Is there any formula of monadic second-order logic that is only satisfied by an infinite set? Is there any formula, of monadic second-order logic, that is only satisfied by an infinite set?
 A: Skolem proved a quantifier elimination result for Peirce's "Calculus of Classes". See this article in the Stanford Encyclopaedia of Philosophy for some references. This calculus amounts to the first-order theory over the signature $(\subseteq; \emptyset, -, \cup, \cap)$ of type $(2; 0, 1, 2, 2)$ whose intended interpretation is the set of subsets of some universe with $\subseteq$ being the subset relation,with $\emptyset$ denoting the empty set and with $-$, $\cup$ and $\cap$ denoting complementation, union and intersection.

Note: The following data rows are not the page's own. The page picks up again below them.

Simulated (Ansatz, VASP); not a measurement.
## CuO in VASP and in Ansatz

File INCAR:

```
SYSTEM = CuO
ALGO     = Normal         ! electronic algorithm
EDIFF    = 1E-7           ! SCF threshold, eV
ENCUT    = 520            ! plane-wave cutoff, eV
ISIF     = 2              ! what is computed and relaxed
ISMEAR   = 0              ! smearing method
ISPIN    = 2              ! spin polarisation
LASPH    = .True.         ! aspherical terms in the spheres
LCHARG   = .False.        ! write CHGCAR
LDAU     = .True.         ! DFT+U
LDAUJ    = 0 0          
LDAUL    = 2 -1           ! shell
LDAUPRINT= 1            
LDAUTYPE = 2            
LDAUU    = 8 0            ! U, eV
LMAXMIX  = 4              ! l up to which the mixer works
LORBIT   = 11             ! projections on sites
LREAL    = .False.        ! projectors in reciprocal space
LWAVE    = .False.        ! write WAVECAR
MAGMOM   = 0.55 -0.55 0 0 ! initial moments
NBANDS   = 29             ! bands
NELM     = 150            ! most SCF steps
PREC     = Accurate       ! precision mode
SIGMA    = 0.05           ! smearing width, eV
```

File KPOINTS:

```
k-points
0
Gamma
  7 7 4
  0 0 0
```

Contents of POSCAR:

Skolem's result shows that every sentence is equivalent to a propositional combination of sentences $L_n$ ($n = 1, 2, \ldots)$, where $L_n$ means "the universe has at least $n$ elements". Monadic second order logic can be reduced to the theory of the Calculus of Classes by mapping sets to themselves and by treating elements as singleton sets, noting that singleton sets are the atoms for the subset relation. A satisfiable propositional combination of the sentences $L_n$ is satisfiable in a finite universe, hence a satisfiable sentence of the form $\exists x.\phi$ is satisfiable with a witness for $x$ that is finite.